1

Iam trying to connect to hdfs locally via intelliJ installed on my laptop.The cluster I'am trying to connect to is Kerberized with an edge node. I generated a keytab for the edge node and configured that in the code below. Iam able to login to the edgenode now. But when I now try to access the hdfs data which is on the namenode it throws an error. Below is the Scala code that is trying to connect to hdfs:

import org.apache.spark.sql.SparkSession
import org.apache.hadoop.conf.Configuration
import org.apache.hadoop.fs.{FileSystem, Path}
import org.apache.hadoop.security.{Credentials, UserGroupInformation}
import org.apache.hadoop.security.token.{Token, TokenIdentifier}
import java.security.{AccessController, PrivilegedAction, PrivilegedExceptionAction}
import java.io.PrintWriter

object DataframeEx {
  def main(args: Array[String]) {
    // $example on:init_session$
    val spark = SparkSession
      .builder()
      .master(master="local")
      .appName("Spark SQL basic example")
      .config("spark.some.config.option", "some-value")
      .getOrCreate()

    runHdfsConnect(spark)

    spark.stop()
  }

   def runHdfsConnect(spark: SparkSession): Unit = {

    System.setProperty("HADOOP_USER_NAME", "m12345")
    val path = new Path("/data/interim/modeled/abcdef")
    val conf = new Configuration()
    conf.set("fs.defaultFS", "hdfs://namenodename.hugh.com:8020")
    conf.set("hadoop.security.authentication", "kerberos")
    conf.set("dfs.namenode.kerberos.principal.pattern","hdfs/_HOST@HUGH.COM")
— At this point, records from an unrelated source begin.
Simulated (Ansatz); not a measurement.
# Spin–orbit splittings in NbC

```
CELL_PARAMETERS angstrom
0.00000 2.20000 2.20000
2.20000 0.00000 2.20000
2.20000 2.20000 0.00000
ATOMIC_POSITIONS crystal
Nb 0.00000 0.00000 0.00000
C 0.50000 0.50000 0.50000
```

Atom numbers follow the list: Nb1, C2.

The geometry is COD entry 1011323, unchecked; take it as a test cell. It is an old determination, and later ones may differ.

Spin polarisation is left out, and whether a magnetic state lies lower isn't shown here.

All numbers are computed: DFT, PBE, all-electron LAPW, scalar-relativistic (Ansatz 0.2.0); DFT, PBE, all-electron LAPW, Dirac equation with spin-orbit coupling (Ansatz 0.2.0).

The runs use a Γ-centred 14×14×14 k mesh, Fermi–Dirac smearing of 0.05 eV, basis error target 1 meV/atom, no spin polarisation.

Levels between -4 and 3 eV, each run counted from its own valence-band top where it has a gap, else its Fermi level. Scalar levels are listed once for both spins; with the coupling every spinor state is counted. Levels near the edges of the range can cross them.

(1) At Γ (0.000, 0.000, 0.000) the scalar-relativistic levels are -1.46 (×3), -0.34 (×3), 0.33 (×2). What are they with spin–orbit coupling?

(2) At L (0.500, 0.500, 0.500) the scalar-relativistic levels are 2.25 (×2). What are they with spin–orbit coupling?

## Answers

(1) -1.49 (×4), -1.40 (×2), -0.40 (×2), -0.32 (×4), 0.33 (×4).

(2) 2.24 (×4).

    UserGroupInformation.setConfiguration(conf);
    val ugi=UserGroupInformation.loginUserFromKeytabAndReturnUGI("m12345@HUGH.COM","C:\\Users\\m12345\\Downloads\\m12345.keytab");

    println(UserGroupInformation.isSecurityEnabled())
     ugi.doAs(new PrivilegedExceptionAction[String] {
       override def run(): String = {
         val fs= FileSystem.get(conf)
         val output = fs.create(path)
         val writer = new PrintWriter(output)
         try {
           writer.write("this is a test")
           writer.write("\n")
         }
         finally {
           writer.close()
           println("Closed!")
         }
          "done"
       }
     })
  }
}

Iam able to log into the edgenode. But when Iam trying to write to hdfs (the doAs method) it throws the following error:

WARN Client: Exception encountered while connecting to the server : java.lang.IllegalArgumentException: Server has invalid Kerberos principal: hdfs/namenodename.hugh.com@HUGH.COM
18/06/11 12:12:01 ERROR UserGroupInformation: PriviledgedActionException m12345@HUGH.COM (auth:KERBEROS) cause:java.io.IOException: java.lang.IllegalArgumentException: Server has invalid Kerberos principal: hdfs/namenodename.hugh.com@HUGH.COM
18/06/11 12:12:01 ERROR UserGroupInformation: PriviledgedActionException as:m12345@HUGH.COM (auth:KERBEROS) cause:java.io.IOException: Failed on local exception: java.io.IOException: java.lang.IllegalArgumentException: Server has invalid Kerberos principal: hdfs/namenodename.hugh.com@HUGH.COM; Host Details : local host is: "INMBP-m12345/172.29.155.52"; destination host is: "namenodename.hugh.com":8020; 
Exception in thread "main" java.io.IOException: Failed on local exception: java.io.IOException: java.lang.IllegalArgumentException: Server has invalid Kerberos principal: hdfs/namenodename.hugh.com@HUGH.COM; Host Details : local host is: "INMBP-m12345/172.29.155.52"; destination host is: "namenodename.hugh.com":8020

If I log into the edgenode and do a kinit and then access the hdfs its fine. So why am I not able to access the hdfs namenode when Iam able to log into the edgenode?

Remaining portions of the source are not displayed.